Thank you Prime Minister: Former sugar worker receives three-fold blessing

Basseterre, St. Kitts (November 3, 2015) — She is not sure whether her husband, a former sugar worker, was paid after the sugar industry closed. She is however crystal clear that she was paid nothing even though she worked in the industry in many roles including that of a ‘water girl’.

It is a fresh start. Mrs Emily Matthew has, in this 2015 year of our Lord, received a gratuity payment for the years she worked in the sugar industry. Her husband who passed on in 2010 had his files re-opened and she is due to claim on his behalf, while the government has ensured that the process of claiming for her deceased husband will not cost her a single cent.

Mrs Matthew lives in Harries Village. She was born in 1949 and is not able to remember from the top of her head when she started working in the sugar industry, nor even when she stopped working. But she remembers that when sugar workers were paid from the provident fund, she received $800, and adds, “So that is to show you I worked in the industry.”

“I used to work with the gangs, sometimes they cut the cane, sometimes they do soda, and I used to carry water for the cutters,” recalls Mrs Matthew. “I was working at Lynches and also Lavington as a water girl (I carry water), and I cut sugar cane, and I do fertiliser spreading it to the cane, and I also weed.”

She had retired some years before the industry officially closed, and on being asked if she was paid anything when it was closed in 2005, she said: “No, I never get anything. I never showed up for nothing for I was not working at that time. I thought they had said you have to end the sugar – who work down to the end, those are the people supposed to get. So I never showed up.

“This time around they are paying all who worked in the industry. I am very happy about it and I glad because of that, I came and I get something. To the Prime Minister, I say thank you. Me glad, I glad and many others as well.”

As it concerned her late husband Mr Stanley Matthew, he too worked in Lynches and Lavington where he was the head cane cutter and leader of their gang.

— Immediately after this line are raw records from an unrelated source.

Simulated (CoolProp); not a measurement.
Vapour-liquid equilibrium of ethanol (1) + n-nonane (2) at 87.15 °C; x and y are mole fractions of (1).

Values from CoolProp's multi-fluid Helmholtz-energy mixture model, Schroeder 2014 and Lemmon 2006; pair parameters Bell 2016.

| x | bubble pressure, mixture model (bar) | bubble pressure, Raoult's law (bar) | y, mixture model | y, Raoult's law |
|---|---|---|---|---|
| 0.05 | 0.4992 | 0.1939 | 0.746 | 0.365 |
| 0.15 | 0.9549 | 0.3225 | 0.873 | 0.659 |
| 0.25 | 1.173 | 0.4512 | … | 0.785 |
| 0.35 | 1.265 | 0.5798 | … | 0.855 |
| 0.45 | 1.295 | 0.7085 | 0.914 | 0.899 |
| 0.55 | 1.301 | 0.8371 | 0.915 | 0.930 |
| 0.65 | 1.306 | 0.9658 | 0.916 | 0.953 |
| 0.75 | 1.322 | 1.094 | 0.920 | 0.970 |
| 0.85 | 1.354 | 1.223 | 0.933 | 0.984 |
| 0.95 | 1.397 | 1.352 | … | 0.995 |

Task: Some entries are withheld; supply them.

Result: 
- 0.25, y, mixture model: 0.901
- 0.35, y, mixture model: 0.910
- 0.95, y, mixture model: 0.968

“He worked a good time, but I cannot count the years,” said Mrs Matthew. “When the industry closed he was not working, he was a pensioner I do not know if he got anything, or maybe he got something. He died in 2010.”

When she visited the Sugar Workers Restoration Fund (SWRF) office in South Independence Square to make a claim on behalf of her deceased husband, she was referred to attorney-at-law Ms Deniece Alleyne who was to help her go through the legal process to make her a representative for her husband’s estate. The government is meeting the legal cost.

“Thank you too,” said Mrs Matthew when informed that she did not have to pay the lawyer’s fees. “The government is doing a good job, I appreciate of that. They bring a lawyer here and I do not need to incur any money, I thank the Prime Minister.”

On being asked how she got to know that there was going to be a payment for former sugar workers, she replied: “Well, it (information) was all over! Reggie come round and different other ways I got to know, people telling each other, but we have some people still never turn up, maybe they never believed. Those who did not apply for their deceased relatives, it is their fault.”

Ms Deniece Alleyne, an attorney-at-law, explained that she had been engaged by the government to assist claimants who are claiming on behalf of deceased persons from the Sugar Workers Restoration Fund. Three lawyers are involved in the process, the others being Mrs Agatha James-Andres, and Mr MacClure Taylor who is also a member of the Sugar Workers Restoration Fund Committee.

“The Fund is trying to limit the cost, because some of the estates are small and so in order to ensure that too much of it is not lost to the legal process of claiming, the Government engaged three attorneys to assist,” explained Ms Alleyne. “We are here at various times and we are seeing people. It is quite busy; I understand that there are several hundred claims for deceased persons.”

She noted that when someone dies, all the property they owned at the time of the death becomes their estate. The law prescribes who may deal with the estate, and that person has to be a personal representative. There are two ways in which one could become a personal representative.

When a person who died had left a will which is called testate, an executor or executors are named and it is they who are entitled to apply to the court to get a grant of probate of the will and they are the personal representatives. The persons appointed do not necessarily have to be family members. If the person died without a will (intestate), there is a piece of legislation, the Intestate Estates Act that prescribes who may apply to the court for a grant of what is called letters of administration.

“It is a process which requires a lawyer and the lawyer has to draft documents that have to go through the Inland Revenue,” said Ms Alleyne. “Although we do not have death duties, we still need a certificate of exemption from stamp duty, so it goes to Inland Revenue. You get your certificate of exemption, then it goes to the court and then it goes through the process and the Registrar of the High Court or the Judge signs off on your grant.

“When that process is completed, then you are the designated person that the Sugar Workers Restoration Fund (SWRF) can release the property of the deceased to.”